Assume the previous module is hello-5.c and the kernel module hello-5.ko is built.

Then inserting this into the kernel and passing parameters to the static variables mystring, myshort and myintArray:

insmod hello-5.ko mystring="bebop" myshort=255 myintArray=15,20

The module can be removed from the kernel by:

rmmod hello-5

What happens when the module is loaded? removed?

Where does the output (if any) go when the module is loaded? removed?

Note: You must be "root" to execute insmod (or rmmod).

As an aside, the strace command outputs all the system calls made when a program runs.

The file scope variables used as module parameters in the hello-5 module were declared static.

This is because this module is being linked into the Linux kernel image.

Since these variables are at file scope they become accessible to and part of the all of the kernel's global variables. Conflicts?

Making them static means they are only accessible from code in this file.
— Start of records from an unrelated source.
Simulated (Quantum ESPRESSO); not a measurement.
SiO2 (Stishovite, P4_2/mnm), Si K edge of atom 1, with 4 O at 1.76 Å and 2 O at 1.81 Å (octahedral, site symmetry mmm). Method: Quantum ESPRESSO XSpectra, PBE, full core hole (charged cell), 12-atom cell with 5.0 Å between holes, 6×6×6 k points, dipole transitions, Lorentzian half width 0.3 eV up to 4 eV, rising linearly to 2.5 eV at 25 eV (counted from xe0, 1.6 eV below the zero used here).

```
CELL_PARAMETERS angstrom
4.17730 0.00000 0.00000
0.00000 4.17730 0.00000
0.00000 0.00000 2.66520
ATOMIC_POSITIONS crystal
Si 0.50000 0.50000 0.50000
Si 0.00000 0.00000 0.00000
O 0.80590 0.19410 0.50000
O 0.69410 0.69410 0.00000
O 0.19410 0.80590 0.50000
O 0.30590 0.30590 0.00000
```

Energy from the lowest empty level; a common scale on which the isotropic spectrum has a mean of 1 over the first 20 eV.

What are the kernel global variables? See

 /proc/kallsyms
    

Device driver: code to control a device

Linux uses the file system interface to control devices

Devices correspond to entries in the file system.

• Major number: identifies the device driver
• Minor number: identifies a particular device

A device file specifies both the major and minor numbers.

A single device driver might control several devices: same major number, different device numbers.

Conversely, the same device could be represented by more than one device file and each device file specifies a different driver.

Block devices generally have buffers and are read/written a buffer at a time.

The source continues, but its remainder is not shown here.